Monday, October 09, 2017

Christmas Countdown with Charlotte Mason, Week 2 of 12: A primrose, a worm, a beggar, a prince

Happy Canadian Thanksgiving!

Yesterday at church, this quote was shared from John Ortberg's book When the Game is Over, It All Goes Back in the Box:
“Gratitude is the ability to experience life as a gift. It opens us up to wonder, delight, and humility. It makes our hearts generous. It liberates us from the prison of self-preoccupation…Without gratitude our lives degenerate into envy, dissatisfaction, and complaints, taking what we have for granted and always wanting more.”
Here is this week's passage from Charlotte Mason:
"A Child is Humble––...Our common notion of humility is inaccurate. We regard it as a relative quality. We humble ourselves to this one and that, bow to the prince and lord it over the peasant. This is why the grace of humility does not commend itself even to ourselves in our most sincere moods. We feel that this relative humility is hardly consistent with self-respect and due independence of character. We have been taught to recognise humility as a Christian grace, and therefore do not utter our protest; but this misconception confuses our thought on an important subject. For humility is absolute, not relative.

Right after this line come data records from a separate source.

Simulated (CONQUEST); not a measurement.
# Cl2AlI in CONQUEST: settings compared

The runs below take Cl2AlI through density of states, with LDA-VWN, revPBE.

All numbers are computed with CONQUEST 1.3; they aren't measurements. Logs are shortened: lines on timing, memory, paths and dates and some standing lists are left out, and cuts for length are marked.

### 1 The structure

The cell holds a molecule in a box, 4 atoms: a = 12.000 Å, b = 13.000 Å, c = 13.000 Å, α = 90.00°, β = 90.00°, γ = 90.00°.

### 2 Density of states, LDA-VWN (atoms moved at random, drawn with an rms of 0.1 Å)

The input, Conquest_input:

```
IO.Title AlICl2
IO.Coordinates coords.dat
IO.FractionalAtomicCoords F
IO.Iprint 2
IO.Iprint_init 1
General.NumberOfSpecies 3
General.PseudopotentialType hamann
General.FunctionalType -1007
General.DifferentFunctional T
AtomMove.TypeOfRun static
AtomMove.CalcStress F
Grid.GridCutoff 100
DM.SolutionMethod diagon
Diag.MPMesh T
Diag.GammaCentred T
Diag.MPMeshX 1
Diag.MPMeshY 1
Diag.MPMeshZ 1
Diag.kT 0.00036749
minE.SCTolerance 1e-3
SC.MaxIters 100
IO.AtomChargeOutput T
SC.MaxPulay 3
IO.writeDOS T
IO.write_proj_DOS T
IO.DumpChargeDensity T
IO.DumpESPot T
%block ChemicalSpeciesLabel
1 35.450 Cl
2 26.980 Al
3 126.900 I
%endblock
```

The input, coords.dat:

"It is by no means a taking of our place among our fellows according to a given scale, some being above us by many grades and others as far below. There is no reference to above or below in the humble soul, which is equally humble before an infant, a primrose, a worm, a beggar, a prince.

"This, if we think of it, is the state natural to children. Every person and thing commands their interest; but the person or thing in action is deeply interesting. 'May I go and make mud-pies with the boy in the gutter?' prays the little prince, discerning no difference at all; and the little boy in the gutter would meet him with equal frankness."  ~~ Charlotte Mason, Parents and Children, Chapter 26: The Eternal Child
In the spirit of Charlotte Mason

Would you be very impressed by meeting a celebrity? Do you care what the Queen of England eats for breakfast? Do you ever get a chance to go and make mud-pies with people outside of your usual social circle?
"If you can talk with crowds and keep your virtue,        
Or walk with Kings—nor lose the common touch, 
If neither foes nor loving friends can hurt you,    
If all men count with you, but none too much...(Rudyard Kipling, "If")
Most holiday advertising is built around the need to impress others...especially those who shouldn't "count so much," or at all. If something doesn't add more beauty or love...why are we doing it?

Do we take enough notice of primroses and worms? Sunrises? Raindrops? Black walnuts in their squishy green coats? If you haven't been outside enough lately, consider taking an October walk or bicycle ride, through a park or down a trail.